Why this is important
Foreclosures are a significant financial and emotional drain on all those involved and can cause residual issues. For example, proximity to a foreclosed home can decrease the value of homes nearby and when several foreclosures have occurred in close proximity, in some cases, crime or property damage has increased. Homeowners in associations will experience missing dues from those in foreclosure. Renters can lose not only their housing, but also security deposits when property owners or landlords face foreclosure. Cities must also perform added tasks that drain public finances, such as responding to increased code enforcement needs, property abandonment, public safety issues, and delinquent utility bills. Entities such as the Community Development Agency (CDA) must also continually increase and improve their outreach, education and assistance programs in response to such a significant increase in foreclosures in a short period of time.
What the data show
This chart shows total notices of pendency (the first formal step in the process of foreclosure) and foreclosures (as represented by Sheriff’s sales) in Dakota County. Notices of pendency peaked in 2009 at 3,886 and have declined over the last five years. Between 2008 and 2011, foreclosures in Dakota County fluctuated around 2,000 foreclosures per year but showed great improvement in the last three years. Between 2011 and 2014, notices of pendency and foreclosures fell by 36% and 31%, respectively. In the early 2000s, foreclosures in Dakota County ranged between 150 and 450 on an annual basis, and their numbers increased as the number of residential properties increased with the growing population. According to the chart below, the number of foreclosures in Dakota County is moving back to levels similar to the early 2000s, when about half of one percent of residential properties was a normal annual foreclosure rate.

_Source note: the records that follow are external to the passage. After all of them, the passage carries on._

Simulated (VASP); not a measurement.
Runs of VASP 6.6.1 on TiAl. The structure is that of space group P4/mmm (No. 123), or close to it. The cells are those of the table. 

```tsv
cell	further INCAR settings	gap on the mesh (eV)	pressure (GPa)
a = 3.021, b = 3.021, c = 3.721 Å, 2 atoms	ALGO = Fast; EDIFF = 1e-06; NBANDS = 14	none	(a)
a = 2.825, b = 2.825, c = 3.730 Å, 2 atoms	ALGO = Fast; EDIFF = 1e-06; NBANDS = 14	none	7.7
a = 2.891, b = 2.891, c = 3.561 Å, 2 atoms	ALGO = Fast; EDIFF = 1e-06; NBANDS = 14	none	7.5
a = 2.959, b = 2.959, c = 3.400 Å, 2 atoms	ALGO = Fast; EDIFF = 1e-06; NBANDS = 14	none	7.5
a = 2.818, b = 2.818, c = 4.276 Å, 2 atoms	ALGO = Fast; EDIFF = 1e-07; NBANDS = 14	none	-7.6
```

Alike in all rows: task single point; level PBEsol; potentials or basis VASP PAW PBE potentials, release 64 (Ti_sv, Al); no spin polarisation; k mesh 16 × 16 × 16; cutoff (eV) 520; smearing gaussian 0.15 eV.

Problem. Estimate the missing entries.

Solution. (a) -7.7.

Data are not available to clearly identify whether foreclosures in Dakota County are affecting primarily homeowners or investors, but the effects are being felt in different types of communities ranging from older homes to newer developments in growing suburbs. For example, the most populous Dakota County cities saw the highest numbers of foreclosures in 2010 (the end of the recession impact): Apple Valley, Burnsville, Eagan and Lakeville. However, foreclosures have been decreasing since then. As a proportion of households, the highest rates of foreclosure in 2014 were in Farmington (0.8%) and South St. Paul (0.6%).
At the beginning of the dramatic increase of foreclosures in 2007, the most common reason for homeowners to be in foreclosure was the loan type (non-traditional, sub-prime) and homeowners who would not have financially qualified for traditional loan types. However, since the economic recession in 2009 there has been a shift in the types of loans that are going into foreclosure. Most are fixed-rate mortgages that homeowners could afford until suffering a job loss, health issue or change of household income for some other reason, which made them unable to pay what once was an affordable mortgage.